Love, Hope, and "The Other Jesus": An Interview with Greg Garrett

Throughout the book you use the metaphor of the journey for the Christian faith, as opposed to it being an arrival. Is this word journey referring to the same thing or something different than what some refer to as the Christian walk?

In some ways we're talking about the same thing: Most Christians of whatever stripe understand at least intellectually that they are supposed to walk the walk, not just talk the talk. For conservative and progressive Christians both there's at least an awareness that Christianity is about taking up our crosses and following Jesus. There's also agreement that we are to be witnesses to the power, grace, and truth of what our encounter with Christ has done and is doing in our lives. But those things can and do mean different things to different people.

If the Christian walk is considered to be primarily about personal piety, church attendance, and evangelism of all those who don't believe as we do, then it's the precise opposite of what I want to suggest as Christian journey, because that's the faith and practice I fled. But if it is about loving our neighbors and God, about reorienting our lives toward the practice of the teachings of Christ, about letting others see God through our reoriented lives, then it's precisely what I mean. In the synoptic Gospels, Jesus sent out his disciples to do the work he had been doing; in the Gospel of John, he commanded his disciples to love as he had loved. The Christian story tells us that we are deputized to be little Jesuses, if you will, loving, feeding, healing, and praising God along the way.

Too many churches in too many denominations feel to me like private chapels, like fallout shelters. In this book I'm advocating active involvement in the world and in the lives of the broken and broken-hearted, and rejecting any suggestion that we just stand pat because we think we've got God or our own salvation worked out. That's what I mean when I talk about the journey.

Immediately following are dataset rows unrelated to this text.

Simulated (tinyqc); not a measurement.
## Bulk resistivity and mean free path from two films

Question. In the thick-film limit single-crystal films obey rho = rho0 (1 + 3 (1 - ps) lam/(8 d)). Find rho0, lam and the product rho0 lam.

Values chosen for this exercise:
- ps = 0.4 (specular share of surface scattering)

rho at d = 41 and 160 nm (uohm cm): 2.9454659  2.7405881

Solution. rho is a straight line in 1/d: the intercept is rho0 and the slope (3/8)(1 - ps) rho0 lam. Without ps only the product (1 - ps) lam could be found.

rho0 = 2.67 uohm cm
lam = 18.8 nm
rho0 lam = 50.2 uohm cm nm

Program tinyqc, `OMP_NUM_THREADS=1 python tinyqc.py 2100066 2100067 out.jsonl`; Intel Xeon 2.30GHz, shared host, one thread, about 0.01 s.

You say that Christianity is not something we have accomplished, but something we do. Do you think it could also be something God does in us? What do you view as God's position in the lives of Christians on the journey?

Sure. Without getting too deep into theology-talk of justification or sanctification, I deeply believe that God reaches out to us, and, in the metaphor I use in the book, invites us to dance. We have to choose to accept that miraculous offer, but when we do, we are caught up into something more beautiful and fulfilling than we could ever have imagined or found on our own.

I'm not suggesting that we are in any way capable of our own salvation or sanctification. I'm just suggesting that faith requires a daily acceptance of God's hand, of continuing relationship. Faith shouldn't settle things once and for all; if it did, it would be like, as the novelist Marilynne Robinson said at Baylor a couple of weeks back, suggesting that the Apostle Paul's life ended when he encountered and accepted Jesus on the road to Damascus, when we know full well that what transformed the world was Paul's life from that moment of encounter onward.

You talk a lot about our selves versus ourselves. In one instance you describe sin as being the thing that separates these two selves. What do you mean by each of these two terms? Is one relating to spirit and the other to soul, or is it something different?

I resonate with this way that Paul Tillich thought of sin, as separation. Sin separates us from God, certainly; it separates us from our neighbors; it also separates us from the selves God calls us to be. When I am sunk in sin, I am thinking primarily of myself, my pleasure, my revenge, whatever sin I'm involved in. I don't know how to describe this metaphysically except to say that when I am selfish and caught up only in my own disordered desires, I cannot die to myself as I'm commanded, I cannot put my neighbors and my love for God ahead of my self, as I'm commanded, and so I simply am not living the life I'm commanded to live as a Christian. Aquinas and Augustine said that the divine law was imprinted upon human hearts, so if I don't live into or up to that law, I'm not living up to my true identity.

Although you describe the Christian faith as an ongoing journey, you also use the metaphor of being picked up and set on a new path. Do you see this as mainly a change of direction, or as more as a landmark of internal spiritual transformation by the entering in of the Holy Spirit?

Oh, I like that last phrase. Well, as I note in the book, the Greek word that's typically used in the Bible for this moment of rearrangement, however it happens, is metanoia. In metanoia, we are turning away from what is not life-giving, and turning toward that which is. Practically speaking, I suppose you'd say we are turning away from all that is Not-God in the direction of God. What you're asking seems to be if there's an ontological change such as Paul describes where the old person passes away and the new begins. I think even here I would read this as a process, rather than as a single moment in time, although I think there may indeed be a single moment of time—like the moment Anne Lamott describes in such funny and heart-breaking terms in Traveling Mercies—where we give up our attempt to do it ourselves and finally let the Spirit in.